Echo Operator ” Indicates how Echo combines frames. Here are the options:
Figure 13.5. Echo converts motion into streaks, smears, and repeated actions.
Building Borders Around Objects with the Find Edges Effect
Find Edges is the easiest to use of all this hour's AE effects. There are only two controls. I include it in this hour because it works so well. You'll find it in the Stylize folder. It locates elements in the image with obvious differences in contrast and color; then, as illustrated in Figure 13.6, it creates distinct dark edges on a white background. The slider lets you combine a percentage of the original image with the converted image. Invert swaps black and white, creating white lines for edges. Figure 13.6. Find Edges creates what appear to be sketched outlines.
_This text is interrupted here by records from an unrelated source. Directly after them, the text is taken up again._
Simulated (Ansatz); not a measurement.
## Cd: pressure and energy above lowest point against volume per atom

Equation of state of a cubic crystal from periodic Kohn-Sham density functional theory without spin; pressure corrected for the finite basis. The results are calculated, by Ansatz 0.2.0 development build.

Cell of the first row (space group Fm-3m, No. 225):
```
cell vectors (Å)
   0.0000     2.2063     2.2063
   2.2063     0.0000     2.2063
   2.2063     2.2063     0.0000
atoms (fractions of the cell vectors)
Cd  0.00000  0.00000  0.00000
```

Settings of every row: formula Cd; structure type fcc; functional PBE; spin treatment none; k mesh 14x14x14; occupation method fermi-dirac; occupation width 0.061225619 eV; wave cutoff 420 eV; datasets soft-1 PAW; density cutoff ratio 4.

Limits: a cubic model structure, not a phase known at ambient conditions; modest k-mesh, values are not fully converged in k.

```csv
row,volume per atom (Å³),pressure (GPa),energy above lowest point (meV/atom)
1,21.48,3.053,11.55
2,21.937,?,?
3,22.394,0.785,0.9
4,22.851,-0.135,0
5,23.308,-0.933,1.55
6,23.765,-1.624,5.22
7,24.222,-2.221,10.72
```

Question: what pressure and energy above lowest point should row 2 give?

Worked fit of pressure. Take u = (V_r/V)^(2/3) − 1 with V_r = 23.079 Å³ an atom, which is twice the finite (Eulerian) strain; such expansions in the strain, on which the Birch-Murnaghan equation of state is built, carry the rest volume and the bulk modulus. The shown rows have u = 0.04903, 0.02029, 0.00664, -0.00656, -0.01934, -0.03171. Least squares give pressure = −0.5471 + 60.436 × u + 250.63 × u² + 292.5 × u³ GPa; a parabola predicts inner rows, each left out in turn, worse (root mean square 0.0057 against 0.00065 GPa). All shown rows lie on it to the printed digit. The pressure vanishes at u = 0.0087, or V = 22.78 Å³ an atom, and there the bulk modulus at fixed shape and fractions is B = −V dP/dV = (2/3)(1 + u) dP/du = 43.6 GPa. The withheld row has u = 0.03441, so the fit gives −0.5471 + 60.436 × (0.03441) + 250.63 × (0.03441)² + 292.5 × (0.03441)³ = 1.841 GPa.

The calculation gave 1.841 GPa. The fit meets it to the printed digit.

Adding Dazzle to Your Project with the Lightning Effect
Lightning is a wild and wacky effect (found in the Render folder). Lightning is reminiscent of QuickTime's Cloud and Fire effects in that it doesn't convert the image. Rather, it places a special effect over it ”in this case, a simulated flashing electric arc like those used in old monster movies. As you'll see when you drag it to the Effect Controls palette, its creators went overboard in the number of options ”25 parameters! To avoid being equally guilty of overkill I won't go over all of them. As I've demonstrated in Figure 13.7, you use its two crosshairs to set start and end locations for the lightning. Setting keyframes lets you alter those locations over the duration of your clip. Figure 13.7. Experimenting with Lightning is great fun. Try a red/orange color scheme.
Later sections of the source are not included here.